Positioned as an alternative to China’s BRI, IMEC has been challenged by a dramatic geopolitical shock soon after its announcement. So far, only India and the UAE have taken initial steps by signing MoUs. The extent to which US President Donald Trump prioritizes the corridor will be crucial in determining its long-term relevance and success

April 02, 2025 / 08:48 IST
IMEC’s viability is crucial as it represents the only non-China trade corridor connecting India and Europe. (Representative image)

By Ayushi Saini

Launched on the sidelines of the G20 summit in New Delhi in 2023, the India-Middle East-Europe Economic Corridor (IMEC) was touted as a strategic alternative to China’s Belt and Road Initiative (BRI). Despite not having taken off yet, the corridor remains a focal point in global connectivity discussions, with India viewing it as a crucial link to Europe and the Middle East. With Washington’s policy stance toward Beijing becoming more hawkish, the political impetus for the creation of an alternative democratised version to BRI is high. However, certain key challenges persist: the strategic stability of West Asia, unclear sources and quantum of financing, and the question of state capacities in the creation of this viable alternative that aims to bulwark China’s heft in Asia.

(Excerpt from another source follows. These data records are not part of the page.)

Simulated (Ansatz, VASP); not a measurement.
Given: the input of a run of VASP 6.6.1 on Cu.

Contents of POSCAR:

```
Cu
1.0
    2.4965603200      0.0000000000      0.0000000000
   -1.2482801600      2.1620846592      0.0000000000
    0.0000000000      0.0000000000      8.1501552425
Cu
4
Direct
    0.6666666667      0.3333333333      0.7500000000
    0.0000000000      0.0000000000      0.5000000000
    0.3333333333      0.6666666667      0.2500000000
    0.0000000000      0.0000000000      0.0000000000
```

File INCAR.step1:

Launched a decade apart, it is interesting to compare the somewhat contrasting fundamentals of IMEC vis-a-vis the BRI.

How do they differ?

BRI and IMEC are two major connectivity projects aimed at enhancing economic integration among their partner countries. While the BRI, launched unilaterally by China in 2013, has expanded its partnerships over time, IMEC is a minilateral initiative which was introduced in 2023 by a group of eight countries. Although both corridors share similar objectives, their scope, scale, and strategic implications differ significantly.

BRI is a geopolitical and geo-economic initiative that aims to develop infrastructure to enhance trade, transportation, and policy coordination across Asia, Europe, and Africa. It consists of two major components: the Silk Road Economic Belt and the 21st Century Maritime Silk Road, both of which are primarily focused on facilitating trade in goods. Beyond economic development, the BRI is widely regarded as a strategic tool for China’s global influence, particularly in regions such as Central Asia, where landlocked nations have embraced the initiative to overcome geographical constraints. However, the BRI has faced criticism for creating unsustainable debt burdens among participating countries. Many developing nations, heavily reliant on Chinese loans for large-scale infrastructure projects, risk long-term financial dependence on Beijing. For instance, the Hambantota Port in Sri Lanka is often cited as a case under BRI where debt distress led to Chinese control over strategic infrastructure.

IMEC, by contrast, represents a more democratized framework, with multiple stakeholders collaborating to improve connectivity between India, the Middle East, and Europe. An "infrastructure for peace," as described by the United States, IMEC is an extension of the Abraham Accords and I2U2 (India, Isreal, UAE, US) minilateral arrangement.

The corridor comprises two segments: the eastern corridor, linking India to the Gulf, and the western corridor, connecting the Gulf to Europe. It primarily aims to facilitate trade in physical goods by integrating digital connectivity through undersea fibre-optic cables. This emphasis on high-speed, secure data transmission positions IMEC as a transformative initiative in the global clean energy transition. A key aspect of this effort is its alignment with India’s "One Sun, One World, One Grid" initiative, which seeks to enhance energy security through real-time monitoring and optimized energy distribution.

The BRI finances diverse projects, covering transportation, agriculture, and domestic economic programs like Kazakhstan’s Nurly Zhol. However, IMEC focuses on enhancing transportation connectivity through rail and sea routes rather than extensive road infrastructure.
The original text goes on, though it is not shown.